OpenID Connect I’ve been working in identity for about a decade now – since the days of SAML 1.1, in fact. Back then, the standard example for federated identity was airline customers accessing a rental car site without needing a second login. As things turned out, travel sites such as Expedia and Kayak did all that integration on the back end, but, as with many aspects of IT, the cloud changed everything for identity. With the rise of SaaS, it seems like we all acquired usernames and passwords for Gmail, salesforce.com, Concur, and a host of other online service providers, and mitigating password proliferation by leveraging credentials across services – single sign-on for short – is hotter than ever.

The new kid on the single sign-on block is OpenID Connect, which actually has more in common with OAuth than OpenID. Basically, OpenID Connect, like SAML, allows one site, such as salesforce.com (termed the Client in the protocol), to verify the identity of a user based on the authentication performed by another site, such as Google (the Authorization Server). Where SAML was built in the last decade on technologies such as XML and SOAP, OpenID Connect is engineered for the current toolset of JSON and REST. In fact, OpenID Connect is still on the road to standardization (real soon now!), but it has been stable enough for some time for providers such as Google, PayPal and, now, salesforce.com to build implementations.
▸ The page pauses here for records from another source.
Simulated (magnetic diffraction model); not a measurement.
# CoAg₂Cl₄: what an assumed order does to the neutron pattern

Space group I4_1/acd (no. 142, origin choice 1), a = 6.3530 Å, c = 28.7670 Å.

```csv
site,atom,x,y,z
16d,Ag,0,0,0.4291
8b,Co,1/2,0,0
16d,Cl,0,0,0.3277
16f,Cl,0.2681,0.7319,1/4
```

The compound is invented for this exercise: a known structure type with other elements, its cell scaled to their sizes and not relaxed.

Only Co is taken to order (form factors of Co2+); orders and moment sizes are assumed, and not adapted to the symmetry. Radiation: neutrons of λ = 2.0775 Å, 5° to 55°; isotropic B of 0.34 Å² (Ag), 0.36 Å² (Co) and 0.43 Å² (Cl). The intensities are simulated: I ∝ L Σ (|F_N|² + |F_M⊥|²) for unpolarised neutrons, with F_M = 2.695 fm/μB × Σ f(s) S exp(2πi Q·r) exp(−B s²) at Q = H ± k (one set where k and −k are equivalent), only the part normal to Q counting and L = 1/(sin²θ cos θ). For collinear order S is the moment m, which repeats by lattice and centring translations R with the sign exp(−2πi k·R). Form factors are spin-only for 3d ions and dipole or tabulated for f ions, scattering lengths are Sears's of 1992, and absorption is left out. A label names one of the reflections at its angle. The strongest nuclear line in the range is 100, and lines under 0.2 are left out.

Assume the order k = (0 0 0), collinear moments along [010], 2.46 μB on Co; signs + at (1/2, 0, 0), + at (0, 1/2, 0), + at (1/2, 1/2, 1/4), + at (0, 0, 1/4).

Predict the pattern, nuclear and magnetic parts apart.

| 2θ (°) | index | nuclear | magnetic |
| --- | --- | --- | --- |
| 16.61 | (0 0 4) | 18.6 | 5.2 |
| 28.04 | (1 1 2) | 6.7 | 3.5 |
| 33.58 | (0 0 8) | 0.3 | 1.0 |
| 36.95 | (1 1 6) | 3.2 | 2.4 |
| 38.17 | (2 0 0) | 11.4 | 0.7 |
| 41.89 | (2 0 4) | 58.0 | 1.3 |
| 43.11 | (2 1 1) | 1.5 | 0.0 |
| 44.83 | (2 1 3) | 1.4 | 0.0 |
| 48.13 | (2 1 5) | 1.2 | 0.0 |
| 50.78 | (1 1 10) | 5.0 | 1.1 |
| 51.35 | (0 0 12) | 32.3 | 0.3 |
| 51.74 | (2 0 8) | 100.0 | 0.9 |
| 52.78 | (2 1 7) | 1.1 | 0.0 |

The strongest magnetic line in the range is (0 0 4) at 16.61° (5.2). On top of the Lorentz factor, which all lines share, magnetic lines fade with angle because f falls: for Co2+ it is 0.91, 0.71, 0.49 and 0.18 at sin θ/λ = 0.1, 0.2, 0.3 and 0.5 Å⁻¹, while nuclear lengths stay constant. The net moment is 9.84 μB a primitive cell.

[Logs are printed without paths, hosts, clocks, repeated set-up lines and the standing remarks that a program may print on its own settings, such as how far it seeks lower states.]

The Winter ’14 release includes OpenID Connect Authentication Providers, allowing your org to be an OpenID Connect Client, and leverage an Authorization Server for user login. Let’s take a look at how this works:

//www.youtube.com/watch?v=jGLoK4rCHrU

If you want to walk through the protocol in detail, there’s an excellent, detailed description on Google’s Developer site, and if you want to try it out, sign up for a Winter ’14 pre-release account and give it a go!

UPDATE: the security rules in the pre-release environment don’t allow callouts, so this does not work in pre-release. It should work just fine in a sandbox, though, so give it a go there after they cut over tomorrow (Sept 7). Apologies if you spent time trying to get this working in pre-rel!